SLAVERY—ACTION FOR HINDERING AND OBSTRUCTING ARREST OF FUGITIVE—WHAT CONSTITUTES THE OFFENCE—HARBORING.
1. To sustain the allegation of hindering or obstructing the arrest of a fugitive from labor
1096under the act of congress of February 12, 1793 [1 Stat. 302], some act of interference, on the part of the defendant, must be proved, tending to impair the right of recaption, secured by the statute.
2. The statute imposes no obligation on any one, to aid in the recaption of such fugitive; and the penalties of the act of congress are not incurred, by one who is merely passive, in the attempt of the owner or his agent, to arrest the alleged fugitive.

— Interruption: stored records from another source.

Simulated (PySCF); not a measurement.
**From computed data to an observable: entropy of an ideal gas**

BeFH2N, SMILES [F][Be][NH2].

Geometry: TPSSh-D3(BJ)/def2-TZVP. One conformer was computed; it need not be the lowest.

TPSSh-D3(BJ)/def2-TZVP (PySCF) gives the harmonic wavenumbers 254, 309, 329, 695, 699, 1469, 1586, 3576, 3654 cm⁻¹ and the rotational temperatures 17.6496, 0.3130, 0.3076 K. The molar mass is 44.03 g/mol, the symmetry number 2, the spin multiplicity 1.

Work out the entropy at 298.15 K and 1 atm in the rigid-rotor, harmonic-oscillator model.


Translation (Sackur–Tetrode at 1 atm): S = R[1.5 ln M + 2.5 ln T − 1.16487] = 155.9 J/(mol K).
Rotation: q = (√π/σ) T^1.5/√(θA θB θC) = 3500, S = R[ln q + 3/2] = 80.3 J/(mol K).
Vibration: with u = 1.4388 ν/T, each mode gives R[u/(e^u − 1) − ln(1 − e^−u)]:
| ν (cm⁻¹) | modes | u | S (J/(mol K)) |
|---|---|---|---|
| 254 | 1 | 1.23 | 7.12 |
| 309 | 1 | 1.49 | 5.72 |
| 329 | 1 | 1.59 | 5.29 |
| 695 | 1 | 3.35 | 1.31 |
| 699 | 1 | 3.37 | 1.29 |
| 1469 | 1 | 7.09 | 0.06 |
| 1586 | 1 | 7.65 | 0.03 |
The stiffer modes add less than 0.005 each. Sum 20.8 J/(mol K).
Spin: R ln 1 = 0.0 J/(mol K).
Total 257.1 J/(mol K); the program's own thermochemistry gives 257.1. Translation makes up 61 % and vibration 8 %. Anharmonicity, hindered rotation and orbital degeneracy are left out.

3. An inquiry, made in good faith, as to the authority by which the arrest is sought to be made, is not a violation of the act of congress. Neither are the penalties of the act incurred by insisting that the person claimed as a fugitive shall have a fair trial, on the question, whether such person is a fugitive.
4. It is not necessary, to constitute a hindrance or obstruction, within the meaning of the act, that force or violence should be resorted to, to defeat the arrest.
5. The refusal to permit an arrest on the premises of another, after notice that the person sought to be arrested is a fugitive from labor, and a demand of permission to arrest such person, is a hindrance or obstruction.
6. The withdrawal or removal of the alleged fugitive, by the order or direction of another, so as to prevent an arrest, is a hindrance and obstruction.
7. The person seeking to make the arrest is under no obligation to commit a trespass, or breach of the peace, in carrying out his purpose to arrest.
8. Under the count for harboring or concealing, it must appear that the harboring or concealing was with the intention to elude the claim of the owner of the alleged fugitive.
9. A temporary shelter afforded to a fugitive, without any design to conceal him or her from the pursuit of the owner, or his agent, is not a harboring or concealing, within the meaning of the act.
LEAVITT, District Judge. This was an action in the case, brought [by Peter Driskell against Francis D. Parish] under the last clause of the act of congress of 1793. The allegations of the declaration are, in substance, that Jane Garretson and Harrison Garretson, being the slaves of plaintiff, residing in the state of Kentucky, escaped from his service into the state of Ohio—and, that the defendant hindered or obstructed the plaintiff's agent in the arrest of the slaves: also, that he harbored and concealed them, &c. The plea was, not guilty.
[For reports of former trials, see Cases Nos. 4,089 and 4,087.]
H. Stanbery and H. C. Noble, for plaintiff. Judge Lane, T. Corwin, and J. W. Andrews, for defendant.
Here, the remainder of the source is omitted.